6) Update the centers by taking into account the fuzzy memberships. Specifically, we set cik to 0 when the relevance weight is zero and set it to fuzzy membership normalized average xjk.  The fuzzy membership is amplified by raising to power m and aggregated over the number of document j ranging from 1 to N in both the numerator and the denominator for normalizing the document frequency vector
7) Update the tau for the ith cluster by using the cosine based distance along the individual dimensions using the cosine based distance along individual dimension and the feature weights summed for all the terms and divided by the sum of the square of the feature weights. This is then multiplied by the sum of the amplified fuzzy memberships and a constant K. We find the value of tau by repeating the iterations with the values for the fuzzy membership, the feature weight, cluster center cik from the previous iteration.
(Continue the iterations) UNTIL centers stabilize.
Note that we have used the fuzzy memberships in the initialization and steps 4,5,6 and 7. So fuzzy SKWIC improves the partition matrix, the center updates and the choice of tau in each iteration.

Friday, October 25, 2013


we will continue to solve our objective function for the overlapping clusters so that documents can have fuzzy labels. Our fuzzy SKWIC objective function had similar components as the one we discussed earlier i.e the first component is the error to the clusters and the second component is the feature weights. In addition, the first component now had the fuzzy membership degrees aggregated on various clusters and terms. The objective function was subject to the condition that the feature weights will range between 0 and 1 and the sum of all feature weights will equal 1. The second component has a tau parameter that lets us tune the function so that both components have equal orders of magnitude. This we mentioned was required to keep both components equally relevant. Each cluster has its owns set of feature weights Vi = vi1, .. vin. 
Now we use the same Lagrange multiplier technique to optimize the objective function with respect to V. Since the rows of V are independent of each other, we reduce the objective function to C independent problems.
Then we find the partial differential equations by setting the gradient of the objective function to zero. We do this with respect to both the multiplier and the feature weights.
Solving the differential equations for feature weight vik we get two components where the first term is the default value again 1/n in this case and the next component is the bias and this one has the fuzzy membership degree included in the aggregated dot product.
The choice of tau is very important since it reflects the importance of the second term relative to the first term. The consequence of choosing a small tau will result in choosing only one keyword per cluster with feature weight 1 whereas choosing a larger value will result in all the words in a cluster to be relevant and assigned equal weights.
Since the second component of the objective function does not depend on the fuzzy membership, the update equation of the fuzzy membership is similar to Fuzzy C Means which is explained as the inverse of the cluster-wise aggregation of the ratio of aggregated cosine based distances raised to m-1.

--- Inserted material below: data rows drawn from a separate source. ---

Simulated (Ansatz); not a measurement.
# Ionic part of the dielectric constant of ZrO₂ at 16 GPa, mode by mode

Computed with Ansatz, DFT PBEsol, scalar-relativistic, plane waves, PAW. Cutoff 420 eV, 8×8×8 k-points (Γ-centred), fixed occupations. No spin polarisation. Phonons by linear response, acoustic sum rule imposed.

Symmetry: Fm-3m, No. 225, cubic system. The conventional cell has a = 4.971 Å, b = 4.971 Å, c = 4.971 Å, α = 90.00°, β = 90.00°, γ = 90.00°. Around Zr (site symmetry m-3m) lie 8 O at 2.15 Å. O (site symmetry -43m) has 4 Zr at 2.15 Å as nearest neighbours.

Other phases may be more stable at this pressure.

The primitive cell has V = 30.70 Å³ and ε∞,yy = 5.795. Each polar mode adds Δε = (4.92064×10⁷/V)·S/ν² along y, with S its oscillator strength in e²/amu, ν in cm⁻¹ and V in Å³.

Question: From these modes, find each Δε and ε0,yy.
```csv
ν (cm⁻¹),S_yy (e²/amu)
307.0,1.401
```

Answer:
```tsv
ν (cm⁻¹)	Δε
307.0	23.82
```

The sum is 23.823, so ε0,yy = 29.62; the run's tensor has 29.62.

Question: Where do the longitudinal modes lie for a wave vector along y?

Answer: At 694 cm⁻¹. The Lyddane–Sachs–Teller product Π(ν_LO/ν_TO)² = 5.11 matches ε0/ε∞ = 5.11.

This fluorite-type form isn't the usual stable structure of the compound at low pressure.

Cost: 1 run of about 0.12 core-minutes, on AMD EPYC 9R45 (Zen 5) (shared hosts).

When we discussed how the SKWIC works in the previous post, we described a cluster partitioning method that assigns a document to a single cluster. However, this is rarely the case when a document is for a single subject only. Most documents will tend to straddle the subjects of two or more different documents. And even manual classification is difficult and poor. When a document is classified to a single group, it affects the retrieval ability once a classification model is built. K-means and SKWIC are both hard partitioning models and by assigning the documents to the same category, they have limited use in real large document collections.
Instead if we assign soft labels to documents that is the documents are not confined to  a single category, then this can be improved. Especially when we use fuzzy or soft partition models, the data is modeled better than their hard partitioning counterparts . This is because fuzzy memberships are richer than crisp memberships in that they describe the degrees of associations of data points lying in overlapping clusters.
If we denote this fuzzy membership as uii which a datapoint may have as varying degrees to each cluster Xi for a datapoint x, then the fuzzy partition is described as a C x N matrix U = |uii|. This matrix is subject to the following constraints:
1. The degrees of association uij can range only between 0  and 1. This means that we assign them continuous values that are bounded by 0 and 1
2. The sum of the degrees of association uij for  all the N terms must range between 0 and N
3. The sum of the degrees of association uij for all the clusters must equal 1.
We define a new objective function where we take this fuzzy memberships together with the sum of the errors to the cluster center as the first component . This component is minimized when only one keyword in each cluster is completely relevant and all other keywords are irrelevant. The other keyword is the sum of the squared keyword weights. The global minimum of this keyword is achieved when all the keywords are equally weighted. The goal of the objective function is to reduce the sum of the intracluster weighted distances.
We find similar partial differential equations to solve this objective function in the same manner as the previous one.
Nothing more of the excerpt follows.